Cash From Chaos

MOST DATABASE records can be ranked alphabetically or numerically by information in their fields. Related data, such as ZIP codes, can be clustered for targeted marketing efforts. Data found in “comments” fields, however, is difficult to quantify or code.

PerformanceData, the information services unit of Chicago-based consumer information supplier Trans Union, recently added structure to the chaos of comments fields on 14 million records. As a result, it wound up with a completely new product to sell without having to purchase any additional data.
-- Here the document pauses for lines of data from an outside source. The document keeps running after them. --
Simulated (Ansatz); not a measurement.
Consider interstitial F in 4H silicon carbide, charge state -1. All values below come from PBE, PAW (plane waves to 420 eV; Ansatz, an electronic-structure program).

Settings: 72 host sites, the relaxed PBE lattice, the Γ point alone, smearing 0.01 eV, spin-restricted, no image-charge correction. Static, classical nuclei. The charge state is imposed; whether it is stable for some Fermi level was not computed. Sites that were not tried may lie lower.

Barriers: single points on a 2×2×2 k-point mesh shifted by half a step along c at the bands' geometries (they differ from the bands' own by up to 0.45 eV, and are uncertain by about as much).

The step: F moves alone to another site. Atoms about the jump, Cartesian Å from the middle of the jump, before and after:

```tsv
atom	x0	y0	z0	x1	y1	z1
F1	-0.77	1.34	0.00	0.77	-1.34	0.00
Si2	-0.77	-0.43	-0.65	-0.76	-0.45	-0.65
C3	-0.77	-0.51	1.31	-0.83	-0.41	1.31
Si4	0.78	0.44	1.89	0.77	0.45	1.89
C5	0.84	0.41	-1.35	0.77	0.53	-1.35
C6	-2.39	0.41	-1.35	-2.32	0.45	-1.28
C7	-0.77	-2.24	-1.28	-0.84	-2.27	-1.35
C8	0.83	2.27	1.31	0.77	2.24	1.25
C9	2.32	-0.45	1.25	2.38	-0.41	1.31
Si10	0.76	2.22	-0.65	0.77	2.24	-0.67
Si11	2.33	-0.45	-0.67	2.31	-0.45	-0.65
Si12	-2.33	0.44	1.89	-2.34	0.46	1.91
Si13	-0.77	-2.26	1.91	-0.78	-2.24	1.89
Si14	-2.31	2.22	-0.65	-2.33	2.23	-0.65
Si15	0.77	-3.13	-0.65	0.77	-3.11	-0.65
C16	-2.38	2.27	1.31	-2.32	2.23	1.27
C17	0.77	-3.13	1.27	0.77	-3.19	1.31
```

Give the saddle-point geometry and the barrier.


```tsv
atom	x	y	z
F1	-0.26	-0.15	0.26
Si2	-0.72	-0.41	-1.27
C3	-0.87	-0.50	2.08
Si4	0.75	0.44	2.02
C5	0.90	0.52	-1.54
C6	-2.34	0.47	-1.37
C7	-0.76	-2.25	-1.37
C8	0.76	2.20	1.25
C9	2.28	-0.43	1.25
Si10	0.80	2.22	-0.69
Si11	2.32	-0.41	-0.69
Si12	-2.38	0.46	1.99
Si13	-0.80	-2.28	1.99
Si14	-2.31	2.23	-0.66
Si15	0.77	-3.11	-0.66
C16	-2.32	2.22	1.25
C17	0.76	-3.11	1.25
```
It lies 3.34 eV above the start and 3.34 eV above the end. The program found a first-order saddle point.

When PerformanceData approached Trillium Software, a division of Billerica, MA-based Harte-Hanks in September 1997, PerformanceData had already chosen a rival company to do a cleaning of 28 million names from its 163-million-name consumer database. But due diligence revealed that the company, while strong on name and address correction, left something to be desired on less-quantifiable data.

“Our intention was to get vehicle data,” says Steve Olson, a programmer/research analyst with PerformanceData. While other sources, such as Polk, could provide some of the automotive information PerformanceData was looking for, several states have placed limitations on the type of data available from their motor vehicles department. Besides, the data was already in PerformanceData’s computers. It just had to be recast into a usable format.

Comments fields had been compiled primarily from banks and lending institutions. There had not been a standard method of recording vehicle information. A Ford Explorer, for instance, might be referred to as FRD, FRD EXP, 89FRD (for a model year of 1989) or even by a vehicle identification number.

“Through context-sensitive programming [involving scanning, mining and pattern recognition] and having prebuilt [basic vehicle code] tables, we were able to provide PerformanceData with a solution immediately,” says Trillium director of marketing Leonard DuBois.

In its initial scenarios, PerformanceData had hoped to recover such information on 9 million records, at best. When Trillium’s work was finished, make, model or year data was discernible for 14 million of the 27 million records submitted.

Trillium’s cleaning allowed new fields, with more detailed information, to be set up. “We didn’t have any of it on the records before. We had tags [on many of the records] that would say whether or not you had an auto loan, or had leased your vehicle. Nothing on make, model or year of the vehicle,” says Olson.

While PerformanceData currently offers only automobile data, the company eventually intends to supply data on motorcycles, boats, campers and recreational vehicles.